You joined today, and have no ongoing games.  It is also against site rules to ask for help for an ongoing game.

If OP has no ongoing games then presumably he is not asking for help for an ongoing game.

@md4rd A diagram would help. (Click on the quarter size chessboard.)

SmyslovFan

Most of the time, an extra pawn in a K+P endgame is winning for the side with the extra pawn. There are of course many exceptions to that rule though. The specific position matters.

MARattigan

If the two pawns are on adjacent squares on the same file, blocked immediately in front by the opposing king and defended by their own king to the side of the rearward pawn and the single pawn is not on the same or an adjacent file to the other pawns, then the side with the two pawns will not win.

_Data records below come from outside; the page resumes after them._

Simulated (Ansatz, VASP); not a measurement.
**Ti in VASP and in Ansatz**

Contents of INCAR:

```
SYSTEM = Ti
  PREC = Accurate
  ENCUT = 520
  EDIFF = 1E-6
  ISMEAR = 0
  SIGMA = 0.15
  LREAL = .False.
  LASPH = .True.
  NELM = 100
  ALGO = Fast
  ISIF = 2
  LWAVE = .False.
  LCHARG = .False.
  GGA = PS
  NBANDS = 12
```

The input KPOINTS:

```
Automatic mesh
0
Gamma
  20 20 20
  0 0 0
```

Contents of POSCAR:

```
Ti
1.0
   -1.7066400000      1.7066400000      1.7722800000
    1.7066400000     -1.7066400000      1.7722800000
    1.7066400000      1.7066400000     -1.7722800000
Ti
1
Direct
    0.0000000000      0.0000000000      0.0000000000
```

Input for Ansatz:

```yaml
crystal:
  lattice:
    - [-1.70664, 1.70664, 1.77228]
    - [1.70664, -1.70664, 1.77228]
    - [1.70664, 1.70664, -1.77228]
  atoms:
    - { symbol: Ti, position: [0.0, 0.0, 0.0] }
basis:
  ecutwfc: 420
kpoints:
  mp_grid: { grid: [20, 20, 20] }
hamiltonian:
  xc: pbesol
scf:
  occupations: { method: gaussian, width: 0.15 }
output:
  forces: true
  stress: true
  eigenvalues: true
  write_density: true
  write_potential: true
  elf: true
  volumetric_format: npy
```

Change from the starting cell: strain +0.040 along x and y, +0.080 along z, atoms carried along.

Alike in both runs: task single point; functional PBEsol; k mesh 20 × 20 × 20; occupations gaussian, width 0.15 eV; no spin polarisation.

Whether or not the side with the single pawn will win depends on whether it can be caught by the other side's king.

 

E.g.

                                           White to play draws, Black to play wins. 


 
In this case, with Black to play, when White's king  moves Black will not capture the forward pawn (he can do that later) but carry on moving his pawn towards promotion.

md4rd

Here is the situation I am talking about,  same as MARattigan mentioned, black to move now!!

 

MARattigan

Here the back king can catch the white pawn so the position is drawn.

If the white king mistakenly defends his pawn black queens as in the mainline below or if the black king mistakenly defends his rear pawn White queens as in variation 1, but correct play leads to a draw as in variation 2.


 If the white pawn were instead on h5 White should win.